So far, we covered the main kind of graphs and the basics of graph analysis. We’ll now cover into more details the way we can “learn” in graphs.
For what comes next, open a Jupyter Notebook and import the following packages :
import numpy as np
import random
import networkx as nx
from IPython.display import Image
import matplotlib.pyplot as plt
If you have not already installed the networkx
package, simply run :
pip install networkx
The following articles will be using the latest version 2.x
of networkx
. NetworkX is a Python package for the creation, manipulation, and study of the structure, dynamics, and functions of complex networks.
To illustrate the different concepts we’ll cover and how it applies to graphs we’ll take the Karate Club example. This graph is present in the networkx
package. It represents the relations of members of a Karate Club. However, due to a disagreement of the founders of the club, the club has recently been split in two. We’ll try to illustrate this event with graphs.
First, load and plot the graph :
n=34
m = 78
G_karate = nx.karate_club_graph()
pos = nx.spring_layout(G_karate)
nx.draw(G_karate, cmap = plt.get_cmap('rainbow'), with_labels=True, pos=pos)
There are two main tasks in graph learning :
- Link prediction
- Node labeling
We’ll start with link prediction.
I. Link prediction
In Link Prediction, given a graph \(G\), we aim to predict new edges. Predictions are useful to predict future relations or missing edges when the graph is not fully observed for example.
In link prediction, we simply try to build a similarity measure between pairs of nodes and link the most similar (until we reach a threshold \(k\) for example). The question is now to identify the right similarity scores!
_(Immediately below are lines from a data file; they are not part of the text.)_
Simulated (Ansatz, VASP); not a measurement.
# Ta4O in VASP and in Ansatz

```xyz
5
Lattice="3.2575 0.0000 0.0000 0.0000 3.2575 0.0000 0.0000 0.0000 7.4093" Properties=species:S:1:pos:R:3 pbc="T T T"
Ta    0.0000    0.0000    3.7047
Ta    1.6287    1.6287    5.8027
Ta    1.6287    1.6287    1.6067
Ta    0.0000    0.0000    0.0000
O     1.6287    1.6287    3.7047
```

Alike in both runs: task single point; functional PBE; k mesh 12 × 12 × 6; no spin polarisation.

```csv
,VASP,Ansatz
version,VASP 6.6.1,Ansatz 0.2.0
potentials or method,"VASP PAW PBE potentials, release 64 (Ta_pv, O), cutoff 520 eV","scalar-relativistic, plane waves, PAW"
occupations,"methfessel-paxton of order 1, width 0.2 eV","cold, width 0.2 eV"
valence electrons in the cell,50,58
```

To illustrate the different similarity scores, let’s consider the following graph :
Let \(N(i)\) be a set of neighbors of node \(i\). On the graph above, the neighbors of both nodes \(i\) and \(j\) can be represented as :
We can build several similarity scores :
- Common Neighbors : \(S(i,j) = \mid N(i) \cap N(j) \mid\). In this example, the score would be simply 1.
- Jaccard Coefficient : \(S(i,j) = \frac { \mid N(i) \cap N(j) \mid } { \mid N(i) \cup N(j) \mid }\). This is a normalized common neighbors version.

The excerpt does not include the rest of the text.